Seyfarth Synopsis: A new Work Permit Policy (Policy) is being implemented in China. The Policy had been initially implemented, from October 2016 to March 2017, through a pilot program in a number of regions including Shanghai, Beijing, Tianjin, and Shenzhen. Nationwide implementation of the Policy commenced on April 1, 2017.
The Policy consists of two main features: (1) expats working in China will now be issued a single multipurpose “Work Permit”, and (2) expats will be categorized into three different groups that will now affect how easy it is for them to get a Work Permit.
Multipurpose Work Permit
Expat workers in China were classified previously as either (i) foreign employees eligible for an “Employment Permit,” or (ii) foreign employees eligible for an “Expert Permit.” These two permits are now combined into one “Work Permit” that will be assigned to foreign applicants through the issuance of identification (ID) cards with unique ID numbers. Each ID card will belong to one foreign individual for life. Foreign employees with existing work permits may elect to maintain their existing permits until their expiration dates or may convert them to new Work Permits.
Shanghai, assuming a leading role in the Policy, issued its first Work Permit to a faculty member of the SJTU-ParisTech Elite Institute of Technology at Shanghai Jiaotong University in November 2016.
Since the full implementation of the unified application across the country on April 1, the new multipurpose Work Permit Policy has been well received and instituted in more than ten provinces of China.
3-Tier Classification System
Under the Policy, foreign applicants will be divided into three categories based on a scoring system. Credits will be assigned to applicants for Work Permits based on their education, background, salary level, age, time spent working in China, and Chinese language fluency. Many cities now operating under the Policy have issued local standards for the scoring system.
Category A applies to foreign high-end talent, such as expats selected by China’s talent-import plan, expats with internationally recognized awards, leading figures in the science and technology industry, and successful entrepreneurs. There is no limit to the number of expats in this category who may receive Work Permits.
Category B applies to foreign professionals. Examples include workers who hold a bachelor’s (or higher) degree and have two years of full time experience related to the work to be performed. The number of expats in this category who may receive Work Permits will vary depending on market demand.

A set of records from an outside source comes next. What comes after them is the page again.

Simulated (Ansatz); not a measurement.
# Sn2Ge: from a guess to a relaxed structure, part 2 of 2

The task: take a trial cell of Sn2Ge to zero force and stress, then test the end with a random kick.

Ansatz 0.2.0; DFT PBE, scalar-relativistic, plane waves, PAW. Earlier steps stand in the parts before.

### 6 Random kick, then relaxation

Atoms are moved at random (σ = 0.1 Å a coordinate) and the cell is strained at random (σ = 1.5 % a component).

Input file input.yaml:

Category C applies to the remaining types of foreign workers, who are typically non-technical or service workers hired on a temporary or seasonal basis. The number of expats in this category who may receive Work Permits is significantly restricted and subject to a quota.
Implications for Multinational Employers
The Policy aims to both streamline current administrative procedures and attract high-end foreign talent to China. Expats whose skills are urgently needed in Chinese labor markets are being encouraged to work in China through the now less restrictive permitting process and easier application protocols.
Multinational employers should note that the Policy is early in the implementation process. Employers should pay close attention to the changing application rules and procedures, and be mindful that when hiring foreign workers in different parts of China the rules will be different.